NEW YORK — New Yorkers eager to cote dealt with long lines, broken scanners and hours-long waits at the polls on Election Day; now the City Council is pressing the Board of Elections to determine what went wrong.
The crux of the voting problems are no longer being blamed on weather and high voter turnout, but instead on scanner failures and an unprecedented two-page perforated ballot that became stuck in machines.
"I'm embarrassed as a New Yorker by what happened on Election Day," said City Council Speaker Corey Johnson. "Excuse after excuse after excuse about vendors, about the size of ballots, about perforations."
The city council fired off questions Tuesday morning to BOE Executive Director Michael Ryan about what went wrong.
"I'm certain we could've done better," said Ryan. "There's no question about that."

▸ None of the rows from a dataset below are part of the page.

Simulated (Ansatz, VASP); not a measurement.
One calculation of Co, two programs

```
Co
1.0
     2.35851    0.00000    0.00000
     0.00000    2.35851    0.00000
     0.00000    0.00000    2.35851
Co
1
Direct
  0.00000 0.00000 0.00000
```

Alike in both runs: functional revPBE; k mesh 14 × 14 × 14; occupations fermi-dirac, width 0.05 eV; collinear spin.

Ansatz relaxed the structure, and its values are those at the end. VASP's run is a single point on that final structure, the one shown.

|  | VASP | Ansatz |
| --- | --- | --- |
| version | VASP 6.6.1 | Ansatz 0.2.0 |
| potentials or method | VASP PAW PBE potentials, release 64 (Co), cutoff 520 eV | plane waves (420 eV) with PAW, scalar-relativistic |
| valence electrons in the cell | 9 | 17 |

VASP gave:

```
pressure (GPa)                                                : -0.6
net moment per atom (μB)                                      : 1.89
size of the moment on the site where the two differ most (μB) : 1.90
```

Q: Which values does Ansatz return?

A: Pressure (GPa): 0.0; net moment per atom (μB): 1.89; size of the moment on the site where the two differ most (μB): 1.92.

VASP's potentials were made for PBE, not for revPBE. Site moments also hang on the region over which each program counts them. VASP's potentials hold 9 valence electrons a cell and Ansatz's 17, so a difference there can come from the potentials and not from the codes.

Ryan said he will sit down with vendors to figure out what can be done moving forward. He said he'd like to have staff at poll sites to clear paper jams, rather than wait for technicians to come and fix the jam. The average wait time for a technician on Election Day was 52.2 minutes across all five boroughs.
"We have to change the way we approach scanner problems," said Ryan.
Ryan's answers were not satisfactory for council members, who now fear that New Yorkers will be reluctant to vote in future elections.
"You failed to test your machines for the two-page ballot," said council member Richie Torres. "You failed to train your employees."
Johnson is even calling for Ryan to step down.
"I think that he should resign," said Johnson. "I think he was a bit tone-deaf in not apologizing without being prompted to apologize."
"The process of voting has become so confusing, so cumbersome, so complicated that people refuse to vote out of frustration," said Torres.
Johnson said he's hopeful the state legislature will adopt early voting and no-excuse absentee voting policies in January as a means of alleviating congestion at the polls.